I was intimately familiar with the Eggena-Liechty family’s Thanksgiving food traditions, having helped prepare the big meal for years. But about their Christmas traditions I’d only heard told. Among the stories, a German herring, potato, and beet salad served on Christmas Eve that was a beloved tradition of Mark’s while growing up, but was reviled by his wife and children. I was excited to try it. New to me were the Christmas Eve day lunch of vánočka, a braided Czech sweet yeast bread sliced thin, slathered with sweet butter, dusted with powdered sugar, and served with hot cocoa, and the Christmas morning strata—savory bread pudding—studded with Italian sausage and topped with melted cheese. What’s not to like?
Honored to be welcomed into their home and to share in their traditions, Nate and I enjoyed it all, even the herring salad, which combines two categories of food Nate doesn’t usually like into one—pickled fish. Of course, Christmas tradition or not, we Jews are familiar with herring salad. We both agreed this probably was the best we’d ever had, less fishy tasting, even, than the fancy cans of Spanish tuna I brought for hors d’oeuvres.
So here are the recipes for two of the three Liechty-Eggena family traditions, herring salad and sausage strata, with my own adaptations, of course. Of course you can make these recipes any time of year. I think the strata would be particularly nice on New Year’s Day, too. Mark’s mother, Zuzka, won’t share her recipe for the vánočka. Instead, she bakes it herself in Los Angeles and mails it every year to Maine. Some traditions aren’t just sacred, they’re secret. You’ll have to find your own.
RECIPE: Zuzka’s Herring Salad
1 large or 2 medium red potato(es), peeled and cut into 1/2-inch dice (1 1/2 cups)
1 large or 2 medium cooked red beet(s), peeled and cut into 1/2-inch dice (1 1/2 cups)
One 10-ounce jar herring in wine sauce, drained, herring diced
1/2 large Granny Smith apple, peeled and diced (1/2 cup)
1/2 small white or red onion, finely chopped (1/4 cup)
1 dill pickle, finely chopped (1/3 cup)
1/4 cup cider vinegar
2 teaspoons sugar
About 1 teaspoon salt
Freshly ground black pepper
¼ cup mayonnaise, sour cream, plain full-fat Greek yogurt, or a combination
Chopped parsley
Gherkins, cornichons, pickled onions, and/or sliced hard-boiled eggs for garnish
Place the diced potato in a small saucepan, cover with cold water, add a pinch of salt, and bring to a boil over high heat. Reduce the heat to a steady simmer and cook just until tender, but not falling apart, about 10 minutes. Drain and place in a medium mixing bowl. Add the diced beet, herring, apple, onion, and pickle, and toss gently.

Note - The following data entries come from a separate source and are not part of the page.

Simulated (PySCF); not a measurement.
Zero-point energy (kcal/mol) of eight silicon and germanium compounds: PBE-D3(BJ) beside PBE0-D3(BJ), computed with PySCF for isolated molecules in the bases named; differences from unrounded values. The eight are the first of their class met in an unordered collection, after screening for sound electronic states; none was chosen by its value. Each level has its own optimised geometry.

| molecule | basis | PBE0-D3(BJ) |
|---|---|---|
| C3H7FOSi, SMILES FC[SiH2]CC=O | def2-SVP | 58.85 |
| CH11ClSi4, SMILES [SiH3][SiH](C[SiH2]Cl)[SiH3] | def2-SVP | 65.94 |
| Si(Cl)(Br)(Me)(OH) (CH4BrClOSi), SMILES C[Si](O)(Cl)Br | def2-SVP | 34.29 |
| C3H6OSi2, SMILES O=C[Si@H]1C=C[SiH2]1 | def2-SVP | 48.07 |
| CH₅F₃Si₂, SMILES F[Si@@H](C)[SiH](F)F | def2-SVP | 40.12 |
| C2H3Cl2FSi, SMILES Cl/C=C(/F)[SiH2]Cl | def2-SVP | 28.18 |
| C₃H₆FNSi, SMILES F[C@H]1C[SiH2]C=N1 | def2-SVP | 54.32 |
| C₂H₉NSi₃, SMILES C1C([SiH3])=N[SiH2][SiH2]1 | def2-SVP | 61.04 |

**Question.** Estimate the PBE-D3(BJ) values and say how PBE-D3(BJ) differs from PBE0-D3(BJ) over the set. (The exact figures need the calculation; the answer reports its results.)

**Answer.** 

Combine the vinegar, sugar, and about ½ teaspoon of salt. Heat in the microwave or over the stove until the sugar dissolves. While hot, add about half this dressing to the herring mixture, along with a decent amount of freshly ground black pepper. Toss carefully so as not to break up the ingredients. Taste and adjust the seasoning with more of the dressing and/or salt, as desired. It should be tangy. Cover and refrigerate overnight so the flavors meld.
The next day, add the mayonnaise and a handful of chopped fresh parsley, and toss again. Taste and adjust the seasoning. Transfer to a serving bowl, smooth out the surface, and garnish with pickles and/or sliced hard-boiled egg.
Some Notes
There are many different ways to cook beets, steaming, boiling, roasting, and pressure-cooking among them. Choose whichever you prefer. I usually cook beets a day or two in advance of needing them because it can take anywhere from 45 to 90 minutes, depending on the beets. But if/when I see cooked beets in vacuum packs in the grocery store, I usually buy them and use those instead.
Jarred herring in wine sauce is traditional here, but if you live somewhere you can find whole herring fillets, perhaps matjes herring in season, you can use that, instead. Adjust the salt based on how salty the fish is and use all the dressing to provide the right tang.
For mayonnaise, Hellmann’s or Best are traditional, but you can also use homemade, of course. (See Issue #6)
RECIPE: Mark’s Italian Sausage Strata
Although this has become a Christmas morning tradition, the original recipe first appeared in Bon Appétit. The strata can be assembled a day in advance and baked just before it is going to be eaten. Mark serves it with fruit salad on the side.
1 pound hot Italian sausage, removed from casings
1 large red bell pepper, seeded and diced
6 large eggs
2 ½ cups whole milk
½ cup heavy cream
½ cup finely grated Pecorino Romano or Parmigiano Reggiano cheese
2 bunches scallions, sliced (about 2 cups)
2 tablespoon chopped fresh oregano, marjoram, thyme, or a combination
½ teaspoon salt
Freshly ground black pepper
One 1-pound loaf crusty French or Italian bread, sliced about ¾ inch thick.
½ pound Fontina or Provolone cheese, grated (about 2 cups)
If baking the strata immediately, preheat the oven to 350°F. Grease a 3-quart, 9-by-13-inch baking dish, preferably ceramic or glass, with butter or olive oil.
Heat a large sauté pan over high heat. Add the sausage and diced bell pepper and cook, breaking up the sausage with a wooden spoon, until the meat is cooked through and the pepper is tender, 7 to 10 minutes. While the sausage is cooking, in a large bowl, beat the eggs with the milk and cream. Add the Pecorino or Parmigiano cheese, scallions, fresh herbs, salt, and a generous amount of freshly ground black pepper, and beat to combine.
Arrange half the bread slices in the bottom of the greased baking dish. Pour half the egg mixure over top, scatter half of the sausage and pepper mixture, and then sprinkle half of the Fontina cheese. Repeat the layering, ending with Fontina. Let stand at least 20 minutes, pressing down the bread to submerge, or cover and refrigerate overnight.
Bake the strata in the preheated oven for about 1 hour, until puffed and browned. Cool slightly before serving.